Saying no still feels uncomfortable sometimes. I wrote about this before, about learning to say no without explaining myself. But the discomfort fades faster now. What stays is the relief. The extra hour. The quiet. The knowledge that I chose my own peace over someone else’s convenience.
I’m not talking about becoming unavailable or unkind. I’m talking about the small refusals that add up: declining a call when I’m eating, leaving a party early because my social battery is empty, saying “I need a minute” and actually taking it. These aren’t radical acts. They’re just not apologizing for existing.

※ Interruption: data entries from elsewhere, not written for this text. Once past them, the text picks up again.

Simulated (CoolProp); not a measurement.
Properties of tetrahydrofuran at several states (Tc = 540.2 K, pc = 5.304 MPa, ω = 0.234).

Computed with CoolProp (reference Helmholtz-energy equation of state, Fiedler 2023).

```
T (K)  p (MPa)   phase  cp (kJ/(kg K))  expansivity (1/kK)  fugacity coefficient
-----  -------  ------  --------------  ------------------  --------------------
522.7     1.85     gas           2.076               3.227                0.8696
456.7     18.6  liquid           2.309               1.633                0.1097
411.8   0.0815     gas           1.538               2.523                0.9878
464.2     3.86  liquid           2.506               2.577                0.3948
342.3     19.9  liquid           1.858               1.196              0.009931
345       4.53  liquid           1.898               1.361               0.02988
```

Self-care without the branding
If you search “self-care” right now, you’ll find candles, subscription boxes, bath salts that cost more than dinner, and articles telling you to wake up at 5 AM, journal for an hour, meditate, do yoga, and drink green juice. The whole thing has been packaged into something aspirational and expensive and, honestly, exhausting.
That version of self-care never worked for me. What works is a lot smaller and a lot less photogenic:
1. The morning walk. Twenty minutes, no phone. I don’t track steps. I don’t listen to productivity podcasts. I just walk until my brain quiets down.
2. The three-minute skincare. Wash, moisturize, protect. Done. The ritual matters more than the ingredients.
3. The messy journal. Ten minutes with no audience. No prompts. No pressure to be insightful.
None of this is Instagram-ready. Nobody is going to sponsor my walk around the block. And that’s the point: the self-care that actually helps has nothing to sell you.
If you feel selfish taking time for yourself
I want to say something to anyone who reads this and recognizes the guilt I’m describing. The one that creeps in when you sit down with a book while there’s still laundry to fold. The one that whispers you haven’t done enough today when you close your eyes for ten minutes. The one that makes you explain, in detail, why you need a break, as if being human requires justification.
That guilt was planted there. Maybe by social media. Maybe by a workplace that treats burnout as dedication. Maybe by well-meaning people who taught you that self-sacrifice equals goodness. It didn’t come from you, and you don’t have to keep watering it.
I’m not saying this is easy to undo. It took me over a year of walking in secret before I could admit out loud that I take walks for no reason, just because I like them. And even now, writing this, there’s a small part of me worried that I sound lazy or self-absorbed. But that voice gets quieter every time I ignore it.
You don’t need to earn rest. You don’t need to be productive first. You don’t need a twelve-step routine or an expensive candle. Sometimes self-care without guilt is just letting yourself exist without feeling bad about it. Sometimes it’s a walk in the rain when nobody’s watching. Sometimes it’s washing your face and putting on sunscreen even on a day you have no plans to leave the house, because you are the plan.
I used to think I had to become a morning person to deserve my self-care. Turns out I just had to stop asking permission. And if you’re worried about what people will think, I’ll tell you what I found out the hard way: they’re not thinking about it at all. They’re too busy worrying about their own dishes.